“Mom, this is THE most inappropriate time to cry!”
With a smirk, these words were deliberately spoken as we walked through the annual school art show. I was astounded that my sensitive and kind boy had busted me weeping.
Another mother passed us. I grabbed her and pleaded defensively, “Alana, tell him I have been the one all year saying how proud and excited I was for them, not sad and crying like all everyone else!” She empathetically affirmed my declaration as she rubbed my shoulder.
“I didn’t say you couldn’t cry, I just don’t think HERE is the appropriate place to cry,” my boy responded.
This kid has always been about the semantics. He carefully dissects details in ways that often elude me and sometimes are at the heart of our mother-son conflicts. What he actually meant, was not that I could not cry at all – just not here where his AP art portfolio was scrolling across the projection screen.
Or maybe he DID mean I shouldn’t cry at all…sometimes hard to tell with teen boys.
Either way, I clearly off my game. I inhaled deeply, dropped my reading glasses over my nose as camouflage and proceeded to view dozens of spectacular pieces of artwork.
“When IS the appropriate time to cry when your last child is headed off to college? What if you rewind years of parenting to evaluate, judge, assess how well the job was done and whether or not they are sufficiently prepared for the next chapter?” I tried to sustain interest in what was immediately before me. This was not a mindful moment.
[More on the bucket list for parents of high school seniors here.]
Over the past twenty years, I resided in that sweet spot where parenting and teaching overlap. From the time I was pregnant with my first, it was often hard for me to identify which hat I was wearing. With each stage, struggle or interest my kids showed, I dug up the literature, talked to colleagues and figured out what the best practice was or how to guide them into that zone where they were sufficiently challenged to grow and felt supported yet independent.
Many times I had to call on the wisdom of others to guide me; I certainly could not have done this alone. It does take a village, and when your village consists of some of the very best teachers and professionals around, it helps.
With one in college and one on the way, I’m generally proud of the job we’ve done and mostly, for the people they are and will become. We are beyond lucky. They’ve worked hard, messed up a bit, and had many successes. Mostly, they make good choices and are truly, good kids.

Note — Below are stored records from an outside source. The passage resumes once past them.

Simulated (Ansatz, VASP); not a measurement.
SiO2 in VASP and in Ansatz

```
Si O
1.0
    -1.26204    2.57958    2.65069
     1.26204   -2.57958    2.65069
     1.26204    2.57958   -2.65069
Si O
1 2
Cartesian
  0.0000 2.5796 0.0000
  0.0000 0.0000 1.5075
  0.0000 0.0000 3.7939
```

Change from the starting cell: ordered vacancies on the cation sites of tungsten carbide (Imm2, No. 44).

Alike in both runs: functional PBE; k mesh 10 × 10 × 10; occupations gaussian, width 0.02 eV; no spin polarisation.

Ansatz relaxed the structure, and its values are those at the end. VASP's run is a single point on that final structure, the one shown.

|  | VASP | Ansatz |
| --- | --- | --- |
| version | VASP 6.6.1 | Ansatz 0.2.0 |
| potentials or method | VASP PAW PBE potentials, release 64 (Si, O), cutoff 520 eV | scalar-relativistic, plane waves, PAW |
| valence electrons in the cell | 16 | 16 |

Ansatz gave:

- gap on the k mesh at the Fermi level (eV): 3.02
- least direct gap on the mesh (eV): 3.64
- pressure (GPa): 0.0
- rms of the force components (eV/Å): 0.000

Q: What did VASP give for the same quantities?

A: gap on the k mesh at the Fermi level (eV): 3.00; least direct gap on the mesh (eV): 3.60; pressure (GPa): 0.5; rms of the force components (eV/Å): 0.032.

A parent cannot ask for more than that, but I guess I am, because I am walking around weepy at art shows, distracted as I drive, clean the kitchen, sit at my desk – second guessing things at the eleventh hour.
The world is a very different place than when we started this parenting gig. The game plan has changed often and is really a repertoire of coaching strategies with boundaries and expectations. As they became emerging adults, giving them the leeway for them to make decisions and figure things is critical and often just difficult.
We do not know what we are preparing our kids for – jobs, avocations, the world. The world is evolving so quickly that it feels the best we can do is help them be good people, study what interests them, develop a strong work ethic and be ready to solve problems. These are traits that defy objective measurement and continue to grow over time. And this is why I am weepy – because there is no road map, to guide, no black and white answers.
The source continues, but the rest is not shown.